What is the indefinite integral of ∫ [sin (π/x)]/ x^2] dx ?

This is what I did:
Let u = π/x
(to get the derivative and du:)
π*1/x
π(-1/x^2)dx = du
π(1/x^2)dx = (-1)du
so, 1/x^2 = -1/πdu

then ∫ [sin (π/x)]/ x^2] dx = ∫ sin(u) (-1/π)du

= -1/π ∫ sin u du

= -1/π (-cos u) + C

= 1/π (cos u) + C

sub back in:

1/π cos (π/x) + C

I'm unsure of this because I don't know if I got du the right way.

Should it have been

Let u = π/x
-π/x^2 dx = du
1/x^2 dx = -πdu

That would make the answer a lot different...

Help!

Your first derivation is correct.

The last equation you wrote does not follow from (-π/x^2) dx = du

You did it right the first time

To solve the integral ∫ [sin (π/x)]/ x^2 dx, you correctly started by letting u = π/x. Now, let's confirm your calculation of du.

You correctly used the chain rule to find the derivative of u with respect to x:
du/dx = d(π/x)/dx = -π/x^2

To get du, you can multiply both sides of the equation by dx:
-π/x^2 dx = du

So, your calculation of du as -π/x^2 dx is correct. Now, let's continue with the integration.

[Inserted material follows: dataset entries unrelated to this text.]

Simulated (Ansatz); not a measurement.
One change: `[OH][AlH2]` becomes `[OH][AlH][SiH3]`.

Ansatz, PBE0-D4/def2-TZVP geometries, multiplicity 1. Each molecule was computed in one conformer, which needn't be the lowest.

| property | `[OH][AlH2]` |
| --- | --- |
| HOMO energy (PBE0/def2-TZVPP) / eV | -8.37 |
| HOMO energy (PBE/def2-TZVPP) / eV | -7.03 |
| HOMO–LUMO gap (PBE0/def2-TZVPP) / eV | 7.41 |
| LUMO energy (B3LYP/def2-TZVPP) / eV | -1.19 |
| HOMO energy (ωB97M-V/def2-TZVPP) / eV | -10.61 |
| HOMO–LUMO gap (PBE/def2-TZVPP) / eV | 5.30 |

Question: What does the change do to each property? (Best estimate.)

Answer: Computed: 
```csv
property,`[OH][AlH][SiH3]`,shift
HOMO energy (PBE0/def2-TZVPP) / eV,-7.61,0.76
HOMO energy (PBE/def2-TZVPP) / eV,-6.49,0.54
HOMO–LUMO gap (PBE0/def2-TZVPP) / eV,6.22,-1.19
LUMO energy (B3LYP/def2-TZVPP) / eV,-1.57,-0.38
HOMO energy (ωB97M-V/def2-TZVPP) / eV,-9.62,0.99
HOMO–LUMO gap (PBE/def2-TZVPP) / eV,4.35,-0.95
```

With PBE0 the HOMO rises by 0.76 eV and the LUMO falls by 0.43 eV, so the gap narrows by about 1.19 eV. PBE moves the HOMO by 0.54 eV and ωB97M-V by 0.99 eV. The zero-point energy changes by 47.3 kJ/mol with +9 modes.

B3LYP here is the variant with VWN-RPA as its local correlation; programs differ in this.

Using the substitution u = π/x, the integral becomes:
∫ [sin (π/x)]/ x^2 dx = ∫ sin(u) (-1/π) du

To simplify, we can bring the constant (-1/π) outside the integral:
= (-1/π) ∫ sin(u) du

Now, ∫ sin(u) du is a standard integral that you can solve easily. The integral of sin(u) is -cos(u), so:
= (-1/π) (-cos(u)) + C

Finally, substitute back u = π/x:
= 1/π cos (π/x) + C

So, your final answer is 1/π cos (π/x) + C.

Overall, your approach and calculations were correct. Just make sure to carefully keep track of your differentials (du) during the substitution process.